Coodeville 01-21-2013 06:01 PM

The only way to learn is by jumping in and watching things go wrong. You get the best education like that.

DanTwoLakes 01-22-2013 06:50 AM

This would be a very complex and difficult job for a professional. Your biggest problem is that your seat cover is too big for the frame it's going on. The reason for that is that your leather is probably very soft and stretchy, and you didn't account for that when you made your pattern. Is this a traditional tuck and roll where the seams between the pleats don't show? What material did you use for the backing the pleats are sewed to? What are you filling the pleats with? What were the pleats filled with originally, Kapok?

I understand your reason for using the two different feet, what I'm telling you is your logic is flawed, but that's only based on 40 years of experience.

joebob37 01-22-2013 08:12 AM

Rolls & pleats
Dan;, Many thanks for your info.I made the pleats the traditional way. The backing on one cover was denim, it was'nt stretchable, & the second attempt was w/ a flanel material. I filled the pleats w/ dacron, a much lighter material than original which was a denser cotton. I took the measurements from the original cover & the welt seems to fall in the proper place, it dosent appear to be too big. I made 3 sets of piping tins of different widths & a sock to fit the end. If I made the dacron too dense, it was difficult if not impossible to shove it in. I cant imagine how they did it originally in 1936, the cotton was packed in there solidly. Thinking about it, when I sewed the welt to the cover after it was stuffed & sewing across the pleats, it was very hard to keep the toe of the welt cord even w/ the edge of the cover over all that thickness, & that may be part of the reason for the wavyness. I know it's not easy w/o seeing it, but you do a fine job Re. sewing the welt cord, are you saying it's OK to sew over the same stitch line more than once?

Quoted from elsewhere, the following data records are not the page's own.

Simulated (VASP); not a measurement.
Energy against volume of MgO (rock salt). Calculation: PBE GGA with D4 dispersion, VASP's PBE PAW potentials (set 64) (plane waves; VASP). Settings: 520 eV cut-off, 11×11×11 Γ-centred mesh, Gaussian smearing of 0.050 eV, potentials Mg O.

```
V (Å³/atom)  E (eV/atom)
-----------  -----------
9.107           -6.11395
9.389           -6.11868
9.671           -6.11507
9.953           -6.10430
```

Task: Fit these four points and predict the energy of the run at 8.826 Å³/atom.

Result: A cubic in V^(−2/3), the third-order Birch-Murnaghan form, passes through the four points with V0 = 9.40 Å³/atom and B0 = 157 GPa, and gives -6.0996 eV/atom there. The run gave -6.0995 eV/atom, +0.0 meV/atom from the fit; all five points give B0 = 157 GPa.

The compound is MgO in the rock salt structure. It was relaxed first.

joebob37 01-22-2013 08:21 AM

Rolls & pleats
If the cover is indeed too big could the seat frame be packed a little more?

beachbum jim 01-22-2013 09:25 AM

Like Dan said, this is a very difficult seat to cover. It would be tough without the roll and pleat. From what I can see, the seat cover is not made correctly. The insert is too big and the box or what I call the bolster (right or wrong) doesnt look like it fits the frame. Those seats have a curve to them which makes them even tougher.
I would suggest remaking the box and make sure it fits the seat back with seam allowance. Pin it or tape it in place but make sure it is a snug fit with no wrinkles. Then draw witness marks on the edge of the material where it will meet the roll and pleated insert. If you can transfer the witness marks to the seat frame padding do it. Now place the insert into the seat frame and mark it to fit leaving seam allowances. Transfer the witness marks to the insert. Now carefully sew it together following the witness marks.

DanTwoLakes 01-22-2013 09:35 AM


Originally Posted by joebob37 (Post 1637561)
If the cover is indeed too big could the seat frame be packed a little more?

I don't know if that would help. Without seeing this from where you started it's really hard to trouble shoot. This seat probably would have been filled with Kapok, which is a fine, soft, packable material. Duplicating this so that it comes out exactly like the old one with different materials than original is going to be the challenge of your life.

Ideally, no, you don't want to sew over the stitch line on the welt twice, but it's done all the time, and unless you're sewing 8 or 9 stitches to the inch, it shouldn't matter. The idea is to get the welt sewn correctly the first time, not to plan ahead that it won't be sewn right.

The reverse side that you sewed the pleats to should fit the frame exactly. If it's too big, the seat cover will be too big. Also, the seat cover needs to adhere to the curve on the frame better. What did the original seat cover do to hold the curved shape?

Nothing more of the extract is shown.